I am trying to build a sql parser that will be parsing complicated sql queries
for example, below is an example of one of such queries:
select * from (select a.a, a.b from db.tmp_table1 a JOIN db.tmp_table2 b
where a.c = b.c
and a.d = 'interesting'
and b.e = 234)
the output that we will be having is
(schema = db, table: tmp_table1, cols used = a,b,c,d filters=(d = 'interesting'))
(schema = db, table: tmp_table2, cols used = c, e filters=(e = 234))
I tried running some experiments by doing this:
val logicalPlan = spark.sessionState.sqlParser.parsePlan(query)

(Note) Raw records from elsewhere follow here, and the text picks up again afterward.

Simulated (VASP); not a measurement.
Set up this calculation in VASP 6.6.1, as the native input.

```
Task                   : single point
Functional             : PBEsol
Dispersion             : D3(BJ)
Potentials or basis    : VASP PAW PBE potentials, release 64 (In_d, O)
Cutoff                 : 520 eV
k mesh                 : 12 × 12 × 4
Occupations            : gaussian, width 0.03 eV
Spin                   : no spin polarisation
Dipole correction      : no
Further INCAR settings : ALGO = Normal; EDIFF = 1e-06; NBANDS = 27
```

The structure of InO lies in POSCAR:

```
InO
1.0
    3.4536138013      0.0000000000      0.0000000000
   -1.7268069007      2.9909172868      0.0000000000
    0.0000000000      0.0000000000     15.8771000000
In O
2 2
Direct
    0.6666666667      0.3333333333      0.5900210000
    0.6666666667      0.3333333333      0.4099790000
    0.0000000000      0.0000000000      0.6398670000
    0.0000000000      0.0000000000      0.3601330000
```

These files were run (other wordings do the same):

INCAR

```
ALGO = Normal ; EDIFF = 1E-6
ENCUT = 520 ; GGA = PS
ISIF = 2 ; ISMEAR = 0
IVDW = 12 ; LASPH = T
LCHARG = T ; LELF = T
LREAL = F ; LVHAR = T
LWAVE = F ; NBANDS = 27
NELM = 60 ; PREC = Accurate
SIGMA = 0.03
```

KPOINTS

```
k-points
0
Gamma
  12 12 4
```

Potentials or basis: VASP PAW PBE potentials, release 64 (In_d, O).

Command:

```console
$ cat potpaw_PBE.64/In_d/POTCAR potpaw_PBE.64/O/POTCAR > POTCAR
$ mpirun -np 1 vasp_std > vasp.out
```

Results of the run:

logicalPlan: org.apache.spark.sql.catalyst.plans.logical.LogicalPlan =
'Project [*]
+- 'SubqueryAlias `__auto_generated_subquery_name`
+- 'Project ['a.a, 'a.b]
+- 'Filter ((('a.c = 'b.c) && ('a.d = interesting)) && ('b.e = 234))
+- 'Join Inner
:- 'SubqueryAlias `a`
: +- 'UnresolvedRelation `db`.`tmp_table1`
+- 'SubqueryAlias `b`
+- 'UnresolvedRelation `db`.`tmp_table2`
However the part where I am stuck on is how do I parse the logicalPlan to get my desired outputs. I checked some answers in stack overflow related to such parsing like this but the requirements in such questions seems to be a lot simpler.